Wednesday was a very, very long day. I wouldn’t have skipped a moment of it, not for anything in the world.
– I woke up at five-thirty to find my as-yet-unwritten Wall Street Journal review of Jumpers, A Raisin in the Sun, and Bombay Dreams rattling around in my head. It seemed pointless to try and go back to sleep, so I climbed down from the loft, booted up my iBook, and started writing. The piece was slow going–Jumpers isn’t easy to sum up in four paragraphs, which was all I could spare–but I finally got it written.

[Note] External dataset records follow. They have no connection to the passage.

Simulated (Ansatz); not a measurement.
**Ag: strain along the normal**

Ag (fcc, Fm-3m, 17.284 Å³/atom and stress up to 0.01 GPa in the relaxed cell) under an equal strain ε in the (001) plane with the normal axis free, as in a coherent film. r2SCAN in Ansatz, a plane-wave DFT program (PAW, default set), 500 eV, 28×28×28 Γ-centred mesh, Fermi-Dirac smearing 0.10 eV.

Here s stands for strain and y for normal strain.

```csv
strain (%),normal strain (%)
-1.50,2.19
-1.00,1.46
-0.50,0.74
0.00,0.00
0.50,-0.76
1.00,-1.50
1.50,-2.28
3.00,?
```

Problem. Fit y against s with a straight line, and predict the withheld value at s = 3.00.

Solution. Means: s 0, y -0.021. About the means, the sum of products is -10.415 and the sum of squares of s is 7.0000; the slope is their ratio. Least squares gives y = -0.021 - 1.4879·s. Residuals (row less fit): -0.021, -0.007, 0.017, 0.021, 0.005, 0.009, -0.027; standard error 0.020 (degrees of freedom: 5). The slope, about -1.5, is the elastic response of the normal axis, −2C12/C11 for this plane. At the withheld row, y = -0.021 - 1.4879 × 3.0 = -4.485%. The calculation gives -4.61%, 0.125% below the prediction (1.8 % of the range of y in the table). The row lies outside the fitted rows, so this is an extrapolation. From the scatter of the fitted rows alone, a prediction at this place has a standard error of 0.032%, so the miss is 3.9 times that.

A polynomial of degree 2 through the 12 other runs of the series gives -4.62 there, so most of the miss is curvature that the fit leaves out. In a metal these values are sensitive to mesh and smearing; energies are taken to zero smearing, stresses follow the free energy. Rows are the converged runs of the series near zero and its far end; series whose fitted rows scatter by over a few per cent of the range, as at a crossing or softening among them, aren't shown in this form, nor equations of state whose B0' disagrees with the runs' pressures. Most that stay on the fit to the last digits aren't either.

– Midway through the first draft, I took a break and picked up my copy of Fairfield Porter’s Broadway from my framer. It turned out that the upper right edge of the print had been slightly damaged in transit, which saddened me. But once I carted it home and hung it over the mantelpiece, I found that the flaw didn’t bother me all that much, especially since the frame is so handsome–the photo the dealer sent didn’t do it justice. Every time I walk into the living room, it’s as if I see A Terry Teachout Reader writ large on the wall. I wonder how long it’ll take before the association fades and I start to see Broadway solely as a work of art in its own right rather than a beautiful symbol of the pride I feel in my new book. Maybe never–and that’ll be all right, too. In any case, I’m hopelessly in love with the latest addition to the Teachout Museum. For the moment, my other prints have receded into the background, and I now find myself staring at Broadway for minutes at a time, drinking it in.
– With Broadway safely hung, I sent off my Journal review, read and corrected the proofs of my Commentary essay, and checked in with the editor of my Washington Post column, which runs in Sunday’s paper. (He had a few last-minute suggestions, all of which I gladly took.) Then I ran downstairs, hailed a cab, and hurtled across Central Park to watch Maria Schneider
and Bob Brookmeyer
rehearse tonight’s concert at the Kaye Playhouse (go here for details). I can’t be there–Thursday is the only night I can see New York City Ballet dance George Balanchine’s Liebeslieder Walzer
this season, and it could easily be several years before they do it again–so I talked my way into the sound check instead. I’d never before had the privilege of watching Brookmeyer rehearse his music with a big band, and it was fascinating to watch him put Schneider’s players through their paces on Celebration, the four-movement suite they’ll be performing tonight.
– Back home again to return phone calls, check my accumulated e-mail, and read another half-chapter of W. Jackson Bate’s Samuel Johnson. (Incidentally, Erin O’Connor linked to what I wrote yesterday about the experience of revisiting one of my favorite biographies. Take a look–I like what she had to say.)
– Dinner with an out-of-town friend, then down to the Village Vanguard to hear Jim Hall‘s eleven o’clock set. Hall is my favorite living jazz musician, and I’ve never heard him play guitar other than wonderfully well, but this performance was memorable even by his own rarefied standards. Maybe it was because he’ll be recording live on Friday and Saturday, or because Lewis Nash, the drummer, was in awesome form–I would have sworn he was channeling Shelly Manne. Whatever the reason, I’ve never heard Hall, Nash, or Scott Colley play better. “That’s exactly how I’d want to play all those instruments, if I could play any of them,” a singer friend told me afterward. What she said.
Perhaps the most striking thing about the set was that nobody played above a mezzo-forte all evening long. Even under the best of circumstances, the Vanguard can be an exasperatingly noisy place, but I didn’t hear a single stray peep out of the enthralled crowd. It was a night of whispered confidences and sweet surprises. I’m going back on Saturday, and I’ll be taking Sarah, who’s in town for the week. She’s in for a treat–to put it mildly.
Now that I’m home at last, I’m starting to feel the cumulative effects of the long day. I wish I could sleep in, but I have to haul myself out of bed in the morning and finish writing a speech before I head downtown to lunch with Supermaud. I suppose this whole week has been too much of a great many good things–but is that really possible? I’m not so sure.
I can’t remember the last time it occurred to me to quote William Saroyan (he isn’t exactly a favorite of mine), but a half-remembered line of his popped into my mind as I climbed the stairs of the Vanguard an hour or so ago: “In the time of your life, live–so that in that wondrous time you shall not add to the misery and sorrow of the world, but shall smile to the infinite delight and mystery of it.” And that’s what I did on Wednesday: I lived.
UPDATE: This inverted axiom just occurred to me: The unlived life is not worth examining.